Zen ep 3

Best of three, anyone? 

A reasonable pace, a mystery that wasn’t completely clichéd and some laugh-out-loud moments; it was definitely third time lucky for Zen, although this was still a long way away from brilliant. 

Centring around the kidnap of Ruggiero Miletti, a wealthy industrialist (I don’t quite know exactly what that means but it involves connections to the Minister, obviously), there were some nice twists and turns and I enjoyed this a lot more than episodes 1 and 2, but Zen’s relationship with Tanya remained unconvincing and awkward, and took up a great deal too much time.  The man had more chemistry with Georgio and with Moscati than with his supposed secret girlfriend. 

In spite of that, though, the one-dimensional Tanya still wasn’t quite as ridiculous as the moody Miletti children.  Despite being, I assume, in their twenties, the combination of hair, make-up and pouting meant they came across as parodically sulky emo types who should have been wandering along school corridors playing depressing tunes on their iPods.  Throw in the weirdly incestuous vibe between them and the combination of creepy and comical was just bizarre. 
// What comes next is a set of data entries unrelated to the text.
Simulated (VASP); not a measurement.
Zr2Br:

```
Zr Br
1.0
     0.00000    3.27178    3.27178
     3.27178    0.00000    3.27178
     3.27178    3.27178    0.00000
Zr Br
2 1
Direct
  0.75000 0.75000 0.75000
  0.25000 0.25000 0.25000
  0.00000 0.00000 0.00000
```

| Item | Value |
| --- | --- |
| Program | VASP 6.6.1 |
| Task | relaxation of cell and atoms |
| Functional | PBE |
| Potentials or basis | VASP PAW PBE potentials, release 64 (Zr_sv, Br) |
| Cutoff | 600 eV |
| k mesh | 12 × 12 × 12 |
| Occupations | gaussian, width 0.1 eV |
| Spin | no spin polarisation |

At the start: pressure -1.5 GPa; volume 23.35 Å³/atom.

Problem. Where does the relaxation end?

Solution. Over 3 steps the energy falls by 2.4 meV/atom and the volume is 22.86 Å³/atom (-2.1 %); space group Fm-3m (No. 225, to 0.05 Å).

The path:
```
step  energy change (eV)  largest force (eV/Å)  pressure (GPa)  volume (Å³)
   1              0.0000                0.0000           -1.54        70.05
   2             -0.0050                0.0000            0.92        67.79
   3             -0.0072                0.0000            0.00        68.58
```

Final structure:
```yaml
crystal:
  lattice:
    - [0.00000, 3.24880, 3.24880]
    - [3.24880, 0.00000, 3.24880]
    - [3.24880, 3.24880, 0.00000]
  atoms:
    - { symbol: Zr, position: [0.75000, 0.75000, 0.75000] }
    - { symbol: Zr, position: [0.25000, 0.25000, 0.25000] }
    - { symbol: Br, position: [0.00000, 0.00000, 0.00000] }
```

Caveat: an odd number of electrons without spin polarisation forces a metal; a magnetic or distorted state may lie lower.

Less bizarre, but much more annoying, was the new Chief of Detectives, whose principal passion seemed to be an almost insane hatred of Zen.  There didn’t seem to be any real basis for his obsession with bringing our man down, just a load of ranting and stereotype, with characterisation so thin it made even Fabri look like a well-rounded kind of guy.  Er….well done?

The main disappointment this week, though, was Zen himself.  So many people queuing up to tell us he was incorruptible in weeks 1 and 2, and yet this week he became a thief, an extortionist and a liar, just like the rest of them.  In a good cause?  Maybe, but disappointing none the less.  I guess the point was that the only way to get ahead is to play the system and that no one is immune from that, no matter what their reputation is, but it would have taken a better show to make that point properly and with a bit more focus on the emotional consequences for Zen himself, who, frankly, didn’t seem all that bothered.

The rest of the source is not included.